A new conservative outcry over federal waste has a familiar target: a nearly million‑dollar federal grant that paid for sidewalk work on Del Rosa Drive in San Bernardino. The Economic Policy Innovation Center put the story on the map with a report calling it a “million‑dollar sidewalk slab,” and county documents confirm a $961,000 Carbon Reduction Program grant was accepted for the project. So yes, your tax dollars have a concrete story to tell — and it’s time someone read it aloud.

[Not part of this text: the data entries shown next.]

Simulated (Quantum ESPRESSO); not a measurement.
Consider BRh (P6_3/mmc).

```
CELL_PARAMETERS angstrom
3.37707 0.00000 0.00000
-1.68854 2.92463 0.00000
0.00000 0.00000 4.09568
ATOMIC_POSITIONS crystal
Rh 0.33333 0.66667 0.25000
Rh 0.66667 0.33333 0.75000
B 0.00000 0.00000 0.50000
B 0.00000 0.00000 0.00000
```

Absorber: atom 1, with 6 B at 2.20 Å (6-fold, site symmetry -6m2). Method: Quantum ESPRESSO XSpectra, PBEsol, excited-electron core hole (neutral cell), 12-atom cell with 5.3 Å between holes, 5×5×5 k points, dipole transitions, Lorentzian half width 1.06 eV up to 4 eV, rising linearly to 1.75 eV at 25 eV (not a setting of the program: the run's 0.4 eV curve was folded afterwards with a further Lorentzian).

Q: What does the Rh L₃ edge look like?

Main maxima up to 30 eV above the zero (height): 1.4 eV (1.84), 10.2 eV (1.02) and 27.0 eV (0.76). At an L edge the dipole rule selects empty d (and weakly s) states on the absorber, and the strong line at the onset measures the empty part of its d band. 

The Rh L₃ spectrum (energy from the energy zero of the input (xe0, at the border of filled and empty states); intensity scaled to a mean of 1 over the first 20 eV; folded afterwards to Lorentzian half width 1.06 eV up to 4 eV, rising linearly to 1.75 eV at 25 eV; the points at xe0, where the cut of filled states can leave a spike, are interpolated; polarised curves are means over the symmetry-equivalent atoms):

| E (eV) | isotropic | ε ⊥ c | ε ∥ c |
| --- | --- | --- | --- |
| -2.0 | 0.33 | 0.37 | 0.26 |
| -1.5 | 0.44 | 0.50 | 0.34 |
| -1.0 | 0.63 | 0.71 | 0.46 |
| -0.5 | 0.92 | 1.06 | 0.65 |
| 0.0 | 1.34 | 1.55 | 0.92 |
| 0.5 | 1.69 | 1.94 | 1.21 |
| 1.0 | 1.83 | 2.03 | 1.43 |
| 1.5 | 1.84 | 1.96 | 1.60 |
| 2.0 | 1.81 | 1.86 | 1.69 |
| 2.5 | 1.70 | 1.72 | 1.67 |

What actually happened: the facts in plain terms
San Bernardino County accepted a Carbon Reduction Program (CRP) award of $961,000 routed through regional agencies to install roughly 0.33 miles of sidewalk on Del Rosa Drive. County records list the total estimated project cost at $1,085,000, with a required local match of $124,000 from county gas‑tax revenue. The award shows up in board materials and regional prioritization documents, and the county’s public works office has posted photos and updates about Del Rosa‑area sidewalk work.
Why critics are screaming “boondoggle”
The EPIC report flagged the Del Rosa award as emblematic of CRP money going to small pedestrian projects instead of dramatic carbon cuts. The headline beats were predictable: “million‑dollar sidewalk.” That line lands because a roughly $1 million federal grant for a third of a mile of sidewalks sounds, on its face, expensive — and it makes for a great meme. Critics point out the optics: a lot of federal cash spent on a relatively short sidewalk segment while Washington talks big about emissions reductions.
Price tag math you can use at family dinners
Do the math: 0.33 miles is about 1,742 feet. The CRP grant of $961,000 works out to roughly $552 per linear foot; the whole project at $1,085,000 is about $623 per linear foot. Those aren’t tiny numbers. Taxpayers deserve to see the line‑item justification for those costs — and an estimate of how many car trips or pounds of CO2 the sidewalk is expected to eliminate.
Program rules matter — but so does common sense
Here’s the inconvenient truth for both sides: the federal CRP explicitly allows sidewalks and pedestrian facilities as eligible uses when they support reduced vehicle miles traveled or better transit access. So the Del Rosa project can be perfectly within program rules while still looking politically tone‑deaf. Rules don’t erase poor prioritization or sloppy optics. If agencies want to funnel CRP dollars into active‑transportation projects, they should show the numbers that prove the carbon benefit, not just post a smiling ribbon‑cutting photo.
What should happen next: transparency and accountability
Local officials owe the public a clear explanation. San Bernardino’s Department of Public Works should publish the application materials, the emissions or mode‑shift estimates used to win the CRP award, and the exact map of the CRP‑funded segment (so we don’t confuse this award with separate Del Rosa work done earlier). Regional agencies that approved the grant should also show their scoring and why this project beat others. If the math holds up, fine. If it doesn’t, taxpayers deserve refunds — or at least better projects next time.
Call it what you will — federal program rules, local discretion, or plain old Washington largesse — the Del Rosa sidewalk is a useful test. Either this was a reasonable investment in safer, greener streets, or it was another example of money getting spent because a bureaucratic checkbox said “eligible.” We should demand answers, not headlines. And while we wait, someone please explain why a few hundred feet of concrete now costs as much as an adult midlife crisis.